The End of the Triumvirate compresses epic into an hour.

Since I read I, Claudius when I was a junior in high school, I’ve loved the Romans.  The palace intrigue, the gladiators, the Senate, the general blood-thirstiness, it’s all simultaneously foreign and familiar.  I’m also a sucker for short wargames that don’t drown me in rules, so when I read in 2006 that Z-Man would be publishing The End of the Triumvirate, I was pre-sold.  Having said all of that, I’m still surprised at how much I like this game and how much staying power it has.  Even after two years, it’s still fun, still surprising, and very nasty.

Theme and Rules: The year is 56 B.C. and control of Rome is balanced on a knife-edge.  Except it’s not really a knife-edge.  It’s more like three-tined fork, and each player plays as one of the, umm, tines.  They all want the handle of the fork.  Players assume the roles of  Caesar, Pompey, and Crassus, each of whom is represented by a wooden square, which is lame.  Caesar, Pompey, and Crassus want to be emperor, and there are three paths to this goal.  There’s a military victory; if you manage to get all of your governors on the board, you’ve won.  There’s a political victory where you win by being elected consul twice.  And there’s a “competence victory,” winning by maxing out on both the military and political tracks.  I won’t go into great depth on the rules since they’re available here--http://www.zmangames.com/.  The board is divided into provinces of three types: cash provinces, military provinces, and competence provinces.  Control of the provinces is denoted by governors (large-ish wooden cylinders): red for Caesar, blue for Pompey, black for Crassus.  If you control a province and it’s the right turn (provinces only produce resources every other turn) you get some stuff.  One nasty part of the game is that if one of your provinces produces something, you have to go get it.  If you have money in Africa Nova you’re in Asia, you have to go pick it up, or it just stays out there waiting for someone else to steal it.

In the top right of the board is the forum where there are little yellow pieces that represent senators.  Money influences them to vote for you for consul.  It’s just like political life in America.  Except if W. and Dick Cheney were Romans, they would have long since bled to death in bathtubs after killing themselves out of shame.   Probably the most important piece is the “B.”  In the rules they’re called civil servants; we call them bureaucrats.  Bureaucrats make the provinces they’re in produce every turn, which is a great advantage.  You must protect your B at all costs!  Once you’ve lost your B, you’ve effectively lost the game.

Feel: My favorite thing about the game is that, despite its short playing time (45 mins.—an hour and 1/2), it really does have an epic feel, the sense that you’re playing for high stakes that’s familiar to anyone who’s crapped out on an important dice roll three hours into Axis & Allies.  The theme creates this illusion.  As nerds most of us are familiar with the political situation in the late Roman republic, the rise of Caesar, and the revelation that armies were more loyal to their generals than the Senate.  If your nerdiness has not led you to Rome, you might watch HBO’s Rome for thematic immersion. Polly Walker (http://www.imdb.com/name/nm0908116/) as Atia of the Julii getting naked regularly is a nice bonus.  

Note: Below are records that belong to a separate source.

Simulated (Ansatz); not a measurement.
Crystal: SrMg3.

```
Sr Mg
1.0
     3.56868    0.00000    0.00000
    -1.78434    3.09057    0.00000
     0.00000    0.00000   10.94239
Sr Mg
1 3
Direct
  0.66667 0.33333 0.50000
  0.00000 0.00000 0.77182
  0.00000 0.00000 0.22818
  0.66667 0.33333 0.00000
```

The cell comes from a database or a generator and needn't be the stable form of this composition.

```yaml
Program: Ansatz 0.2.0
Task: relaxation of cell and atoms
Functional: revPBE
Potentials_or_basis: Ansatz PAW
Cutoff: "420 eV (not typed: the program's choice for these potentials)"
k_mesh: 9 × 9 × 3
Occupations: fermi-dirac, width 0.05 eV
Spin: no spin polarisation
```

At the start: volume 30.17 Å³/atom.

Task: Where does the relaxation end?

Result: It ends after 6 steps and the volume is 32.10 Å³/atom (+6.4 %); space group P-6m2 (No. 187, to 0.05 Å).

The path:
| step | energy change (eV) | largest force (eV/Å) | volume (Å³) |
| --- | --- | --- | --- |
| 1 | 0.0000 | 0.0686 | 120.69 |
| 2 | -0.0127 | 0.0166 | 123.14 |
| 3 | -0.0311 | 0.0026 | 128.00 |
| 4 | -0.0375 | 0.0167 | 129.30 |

Another good thing is what I guess you’d call the balance.  On each turn a player gets four points to use for movement.  With four moves you can cover some serious ground around Mare Mediterraneum, but it always feels as though if you had one more move , you could do what you really needed to do.  The “battle bag” randomizes kind of like the cube tower in Wallenstein.  The combo I’m describing here—high conflict, high stakes, high strategy, low luck—is a recipe for bad feelings for more insecure dorks, and the battle bag provides an out for players whose masculinity, sadly, depends on an activity that most women would find slightly less distasteful than library masturbation.  If only I had drawn two reds, etc.  

Scaling: Obviously, it’s designed for three players, but he game also scales really well for two, and in the two player version the province distribution feels vaguely historical.

Components: I like the board, a mounted map depicting the Mediterranean done in earth-tones of yellow, red, and brown made to look like vellum mounted on wood.  Certain hyper-critics at BGG have described it as “smeared in what appears to be Georgia red clay, mustard, and dishwater,” but I think Z-Man was going for the faded campaigner’s map that Caesar must have consulted upon his return to Rome.  I do remember opening the box and feeling a little disappointment at yet another map of Europe, but what else would it be?  Kronos?  Incidentally, I would totally buy a Klingon reiteration of this game.  The weird thing about the game is that there’s very little build-up.  With most strategy games, we’re in the habit of devoting our first few turns to preparation—if I put legions here, what will he do?  But in The End of the Triumvirate, you have to come out swinging.  Due to the compression of the map, it really does have that knife-fight-phone-booth feel, and there’s not much room for error.   Your opponent will destroy you if you make mistakes.

Brown wooden cubes represent legions, and they can fight for any side.  The colored cylinders that denote governors work well in that they cover the resources in non-producing provinces and make the book-keeping part of the game easy.  I also like the little yellow senators whose color and size make them seem appropriately pliable.  Wish they didn’t roll.  The “planks” that represent the main characters (Caesar, Pompey, and Crassus) are my only gripes.  Plastic figures with red, blue, and black togas would add to the game.  If any of you know where I could get cheap ones that I wouldn’t have to paint, the little figs would be a huge improvement.

Conclusion: But that’s a minor complaint.  On the whole this has been one of the best games I’ve bought.  It’s short enough that it can serve as a kind of appetizer for some other game and substantial enough, given the right audience, to build a whole game night around.  Although The End of the Triumvirate has kind of dropped off the radar since it came out (like so many games do), it might be unique in that it’s a great strategic two- or three-player game that plays in under an hour and feels “epic.”